Turkey completes USA’s World Cup group, ramps up overall difficulty
ATLANTA — When the U.S. men’s national team learned its 2026 World Cup group back in December, American optimism surged. Australia, Paraguay and a European playoff winner represented “a dream draw,” pundits said, perhaps even a “layup for the U.S.” But there was peril in one scenario, the scenario in which Turkey won that playoff to complete Group D. And on Tuesday, it became reality.
The Turks topped Kosovo, 1-0, to qualify for the World Cup, their first since a third-place finish back in 2002.
They will slot into Group D as the USMNT’s third opponent, in a potentially pivotal June 25 match at SoFi Stadium near Los Angeles.
They will bring talent and passionate fans to the tournament, and perhaps most importantly, they will leave this four-team grouping without a pushover.
That was the danger. That’s why Group D was more difficult than it initially appeared to Americans.
It’s a winnable group. Now, after Turkey’s win, it’s also a losable group.
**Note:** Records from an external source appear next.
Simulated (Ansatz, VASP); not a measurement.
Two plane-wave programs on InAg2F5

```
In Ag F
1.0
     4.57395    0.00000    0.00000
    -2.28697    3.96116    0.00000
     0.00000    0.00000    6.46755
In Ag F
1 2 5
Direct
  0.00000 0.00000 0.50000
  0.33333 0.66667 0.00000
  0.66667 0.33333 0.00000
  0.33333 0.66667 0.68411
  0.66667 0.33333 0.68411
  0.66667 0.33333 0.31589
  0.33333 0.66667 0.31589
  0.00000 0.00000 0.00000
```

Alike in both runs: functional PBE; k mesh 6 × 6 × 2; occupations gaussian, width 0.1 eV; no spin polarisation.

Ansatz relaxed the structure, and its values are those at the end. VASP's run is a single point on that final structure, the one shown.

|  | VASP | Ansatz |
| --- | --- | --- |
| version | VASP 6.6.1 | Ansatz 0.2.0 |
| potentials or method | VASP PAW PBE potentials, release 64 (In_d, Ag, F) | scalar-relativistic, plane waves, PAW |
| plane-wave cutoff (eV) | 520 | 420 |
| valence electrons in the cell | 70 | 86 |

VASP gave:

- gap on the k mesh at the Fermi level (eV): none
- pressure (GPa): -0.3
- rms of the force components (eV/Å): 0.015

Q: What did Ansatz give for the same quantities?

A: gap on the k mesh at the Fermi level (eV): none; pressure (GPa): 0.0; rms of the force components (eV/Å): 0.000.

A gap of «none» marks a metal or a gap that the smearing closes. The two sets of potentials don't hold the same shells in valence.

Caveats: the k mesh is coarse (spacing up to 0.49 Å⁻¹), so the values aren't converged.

Games in: Los Angeles, Santa Clara, Calif., Seattle, Vancouver, Canada
In this first 48-team World Cup, nearly every other group has a genuine underdog; a team that, on paper, could be discarded easily. Group A has South Africa, B has Qatar, C has Haiti. Group E has Curaçao, G has New Zealand, H has Cape Verde. Jordan and Uzbekistan round out Argentina’s and Portugal’s groups, respectively. Two of Jamaica, the Democratic Republic of Congo, Iraq and Bolivia will join the distinguished guest list later this evening.
Group D, on the other hand, now has balance.
If you were to average the FIFA rankings and Elo ratings of the four teams, they’d be ranked 20th (Turkey), 27th (U.S.), 28th (Australia) and 30th (Paraguay) globally.
By that concocted metric, Group D is the only of the 12 groups with all four teams in the top 30. And it’s the most wide open.
Turkey, the group’s newest member, might have the most top-end talent of the four. Kenan Yildiz (Juventus), Arda Güler (Real Madrid) and Hakan Çalhanoglu (Inter Milan) are the big names, but not the only threats.
Orkun Kökçü, a Besiktas playmaker on loan from Benfica, created the decisive goal Tuesday in Pristina. Kerem Aktürkoğlu, a versatile forward who moved to Fenerbahçe from Benfica last summer, scored it.
And at the other end of the pitch, a defense featuring Zeki Çelik (Roma), Ozan Kabak (Hoffenheim) and Ferdi Kadıoğlu (Brighton) kept Romania and Kosovo scoreless for 180 minutes to bring their nation back to the World Cup.
The U.S. — whose coaches said they would be watching Turkey-Kosovo in the hours before their Tuesday friendly against Portugal in Atlanta — is actually the lowest-ranked team of the four, per the Elo ratings.
Nevertheless, playing at home, the Americans might still be favored to win the group. Seeded in Pot 1 as a co-host, they avoided FIFA’s entire top 10. Per those rankings, for the first time in modern program history, they will be the highest-ranked team in a men’s World Cup group. Their ceiling is high.
But with Turkey now lurking in the group finale, the floor is also low. A loss to Paraguay in the opener, followed by a draw with Australia, for instance, is an entirely realistic scenario. It would leave the U.S. needing to beat a Turkish team that recently drew Spain — and also beat a weakened USMNT last June.
At that match in East Hartford, Conn., there seemed to be more Turkish fans than U.S. fans. At the World Cup, the breakdown could be different, but there are hundreds of thousands of Turkish Americans living in the United States, per the U.S. Census Bureau’s American Community Survey. Some of them will surely get to SoFi Stadium for the game. The USMNT, therefore, could be playing for World Cup survival in a split, semi-hostile environment.
Of course, the U.S. could also be safe by then. With eight of 12 third-place teams advancing to the round of 32, the bar to clear is much lower.
“I think we feel, like everyone else in the group, that it’s a group that you can get out of,” Australia coach Tony Popovic told Australian media back in December, and his words still ring true. “I’m sure every nation looks at the teams and says, ‘OK, we’ve a chance.’”
But they also have a chance to finish bottom of the group and crash out. At least one of the four teams will fail.
And Turkey’s qualification ups the chances that this team could be the USMNT.